JAZZED OUT AND jacked up on Voodoo, D'Angelo plays the part of the funk soul brother, singing to the swing-out sistas and defiant divas. He conjures Prince, Marvin Gaye, Al Green. He manages to evoke Stevie Wonder and Jimi Hendrix and James Brown, without sounding like a clown. I never knew I liked Prince so much until I heard Voodoo; and for that matter, I didn't know Prince was so fine.
D'Angelo Voodoo (Virgin)
It's hard to be bold and beautiful; it's even harder to pay attention to the music when the artist in question is lip-synching naked, as D'Angelo does in the video that's helped propel Voodoo to the top of the pop charts. About time ladies were getting some for themselves in the form of a bad boy crooner, who moves between musical mystiques as easily as he gets out of his tank top. With falsetto sweet singing and raunchy fast-talking, D'Angelo smacks his lips with a quip: "I'm gonna stick to my guns."

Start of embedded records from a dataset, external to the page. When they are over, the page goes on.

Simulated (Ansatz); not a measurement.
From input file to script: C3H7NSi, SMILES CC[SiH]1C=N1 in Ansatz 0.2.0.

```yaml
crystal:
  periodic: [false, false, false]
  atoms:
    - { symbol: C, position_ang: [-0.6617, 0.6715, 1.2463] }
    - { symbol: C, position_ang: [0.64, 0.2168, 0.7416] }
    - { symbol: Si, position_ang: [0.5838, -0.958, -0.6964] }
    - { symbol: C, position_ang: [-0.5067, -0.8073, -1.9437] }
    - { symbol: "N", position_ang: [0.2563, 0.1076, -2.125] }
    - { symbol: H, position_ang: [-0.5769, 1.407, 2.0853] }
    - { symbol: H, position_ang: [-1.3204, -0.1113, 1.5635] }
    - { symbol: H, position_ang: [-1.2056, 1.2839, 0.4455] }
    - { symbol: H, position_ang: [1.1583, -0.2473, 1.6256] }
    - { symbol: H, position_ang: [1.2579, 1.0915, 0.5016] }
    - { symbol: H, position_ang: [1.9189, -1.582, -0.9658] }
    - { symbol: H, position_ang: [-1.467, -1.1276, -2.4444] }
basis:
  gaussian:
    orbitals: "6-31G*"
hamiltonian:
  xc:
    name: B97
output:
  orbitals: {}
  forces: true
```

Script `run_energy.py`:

My roommate suggested that this review read: Nice pecs, fantastic abs, beautiful six-pack, and, oh yeah, he sings real nice too. But I said that wouldn't be fair. Because even though I saw more pictures of D'Angelo before I ever heard a lick or a lyric, I don't swoon when Voodoo plays, I shake. Though it's not a dance album, Voodoo grooves harder than anything to touch a Technics turntable in a long time. Feisty riffs populate the disc, with a shiver and a shimmy. Dare I say it: Voodoo is funkier even than "Little Red Corvette" (though not quite as funky as "When Doves Cry" or "Erotic City"). It might be blasphemous to say that the rip-off artist does the Artist better than He does Himself (D'Angelo even took a spelling class from Prince: you becomes U), but Voodoo jams like the Purple one in his prime.
Rockin' and rollin' with snippets of syncopation and clever near-rhymes—"Fuck the slice we want the pie," he insists— "Devil's Pie" winds its way around a chunky beat that starts and stops and starts again. Sometimes straightforward, sometimes sincere, always sexy, D'Angelo reinvents himself throughout. Easily shifting between smart-ass and wise man, bodacious loverboy and preacher's son, he shouts and scowls, speaking in tongues, seducing his way all the way home.
Still, comparisons to Al Greene or Marvin Gaye don't hit the bull's eye—those guys were suggestive. The 21st century is a bit more vulgar than that; there's no beating around the bush when D'Angelo offers to "Smack your ass, pull your hair," and "kiss you way down there." Somehow though, he makes raunch seem less raunchy. I don't blush like I do when I hear a rapper talk about his bitches and ho's; D'Angelo's saccharine delivery buys him time and earns him points.
Refreshing, too, is the production—beats stand equal ground with the vocals, a major deviation from the current state of hip-hop and R&B, which favors uninspired music with lackadaisical rapping or singing, bolstered only by a dose of dynamic personality. Crafting memorable moments out of loops and backing vocalists who visit gospel's call-and-response methodology, it only takes one listen before Voodoo etches a secure place in the brain's permanent CD player. I can listen to Voodoo all day long without ever turning it on.
In this way, Voodoo is a pure pop record, though D'Angelo sometimes ignores the standard verse-chorus-verse format in favor of slices and vignettes, offering moods by way of wa-wa pedals, Vocoder-altered vocals, and stuttering breaks. The record's in a state of arrested development: Songs don't evolve, they loop and repeat. But you don't mind because that one tick is just so damn good. (Memo to brain: hit "repeat." Again.)
Not that Voodoo is just one big party in your panties: D'Angelo takes a few minutes to slow down and ride the rhythms. "One Mo' Gin" is introspective and subdued, but not sedate. Backed by a rich chorus, the song becomes more full-bodied and edges toward becoming a classic. It's hypnotizin', mesmerizing, actualizing new skool sensibility with old school soul.